It's a SEVERE issue, to my mind, and 90 days seems too long to me.
But in the general case, it's normal for 90 days to be given for the coordinated patching of even very severe vulnerabilities -- you are giving time not just to the project maintainers, but to the users of the software to finish updating their systems to a new fixed release, before enough detail to easily weaponize the vulnerability is shared. Google Project Zero is an example of a team with many critical impact findings using a 90-day timeline.
My customers and business are not any less important or valuable than anyone else's, and I should not be left being potentially exploited, and my customers harmed, for 90 more days while the big guys get to patch their systems (thinking of e.g. Log4J, where Amazon, Meta, Google, and others were told privately how to fix their systems, before others were even though the fix was simple).
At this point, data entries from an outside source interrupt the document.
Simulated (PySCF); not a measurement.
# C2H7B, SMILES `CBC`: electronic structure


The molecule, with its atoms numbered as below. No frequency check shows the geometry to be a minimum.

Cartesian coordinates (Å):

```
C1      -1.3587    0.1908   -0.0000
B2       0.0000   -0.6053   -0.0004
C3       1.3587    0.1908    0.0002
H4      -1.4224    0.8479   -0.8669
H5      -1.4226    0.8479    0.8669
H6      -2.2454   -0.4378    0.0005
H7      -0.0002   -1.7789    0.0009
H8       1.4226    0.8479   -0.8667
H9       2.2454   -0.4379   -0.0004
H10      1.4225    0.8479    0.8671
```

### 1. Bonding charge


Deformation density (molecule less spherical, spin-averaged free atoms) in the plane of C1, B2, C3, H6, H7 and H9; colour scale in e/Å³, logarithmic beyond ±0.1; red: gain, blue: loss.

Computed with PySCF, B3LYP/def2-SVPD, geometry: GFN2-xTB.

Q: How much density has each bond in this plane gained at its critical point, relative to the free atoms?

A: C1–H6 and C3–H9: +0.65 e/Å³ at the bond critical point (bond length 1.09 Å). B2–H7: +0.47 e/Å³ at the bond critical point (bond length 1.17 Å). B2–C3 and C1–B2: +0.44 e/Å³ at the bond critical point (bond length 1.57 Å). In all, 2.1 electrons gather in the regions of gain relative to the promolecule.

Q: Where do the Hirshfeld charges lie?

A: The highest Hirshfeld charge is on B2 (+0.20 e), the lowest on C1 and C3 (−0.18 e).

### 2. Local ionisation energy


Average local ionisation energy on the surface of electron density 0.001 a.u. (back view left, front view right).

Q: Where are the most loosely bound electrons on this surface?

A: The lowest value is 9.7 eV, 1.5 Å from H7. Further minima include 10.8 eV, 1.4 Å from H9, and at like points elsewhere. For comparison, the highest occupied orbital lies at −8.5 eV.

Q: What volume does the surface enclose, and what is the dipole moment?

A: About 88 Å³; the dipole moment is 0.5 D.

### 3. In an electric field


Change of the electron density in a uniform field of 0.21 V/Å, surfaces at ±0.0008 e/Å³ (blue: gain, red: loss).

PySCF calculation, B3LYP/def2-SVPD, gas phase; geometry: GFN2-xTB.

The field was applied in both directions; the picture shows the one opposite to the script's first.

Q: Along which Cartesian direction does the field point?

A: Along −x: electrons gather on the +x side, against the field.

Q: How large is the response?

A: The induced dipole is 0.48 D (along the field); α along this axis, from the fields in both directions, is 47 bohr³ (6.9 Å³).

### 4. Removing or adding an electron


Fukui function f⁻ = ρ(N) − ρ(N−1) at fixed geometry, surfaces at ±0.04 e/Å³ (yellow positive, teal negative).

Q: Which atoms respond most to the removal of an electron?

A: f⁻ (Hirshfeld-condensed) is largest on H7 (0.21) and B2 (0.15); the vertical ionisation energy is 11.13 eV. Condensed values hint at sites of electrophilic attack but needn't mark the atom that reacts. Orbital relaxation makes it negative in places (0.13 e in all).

Likewise, as a customer I should get to know as soon as someone's software is found vulnerable, so I can then make the choice whether to continue to subject myself to the risk of continuing to use it until it gets patched.
Plainly untrue. The reason they keep distribution minimal is to maximise the chance of keeping the vuln secret. Your business is plainly less valuable than google, than walmart, than godaddy, than BoA. Maybe you're some big cheese with a big reputation to keep, but seeing as you're feeling excluded, I guess these orgs have no more reason to trust you than they have to trust me, or hundreds of thousands of others who want to know. If they let you in, they'd let all the others in, and odds are greatly increased that now your customers are at risk from something one of these others has worked out, and either blabbed about or has themselves a reason to exploit it.
Similarly plainly, by disclosing to 100 major companies, they protect a vast breadth of consumers/customer-businesses of these major companies at a risk of 10,000,000/100 (or even less, given they may have more valuable reputation to keep). Changing that risk to 12,000,000/10,000 is, well, a risk they don't feel is worth taking.
But I don't want anyone else to get notified immediately because the odds that somebody will start exploiting people before a patch is available is pretty high. Since I can't have both, I will choose the 90 days for the project to get patches done and all the packagers to include them and make them available, so that by the time it's public knowledge I'm already patched.
I think this is a Tragedy of the Commons type of problem.
Caveat: This assume the vuln is found by a white hat. If it's being exploited already or is known to others, then I fully agree the disclosure time should be eliminated and it's BS for the big companies to get more time than us.
You do get to know that the vulnerability exists quickly, and you could choose to stop using OpenSSL altogether (among other mitigations) once that email goes out.
Hate to break it to you but yes they are.
Of course they are. If Red Hat has a million times more customers than you do then they are collectively more valuable almost by definition.
Is there "a new fixed release" ?
This situation is perhaps a little different as its not an accidental bug waiting to be discovered but an intentionally placed exploit. We know that a malicious person already knows about it.
If it's a large company, made of people with names and faces, with a lot to lose by hacking its users, they're unlikely to abuse private disclosure. If it's some tiny library, the maintainers might be in on it.
Also, if there's evidence of exploitation in the wild, the embargo is a gift to the attacker. The existence of a vulnerability in that case should be announced, even if the specifics have to be kept under embargo.
But why? A year is a ridiculous time for fixing a vulnerability even a minor one. If a vendor is taking that long its because they don't prioritize security at all and are just dragging their feet.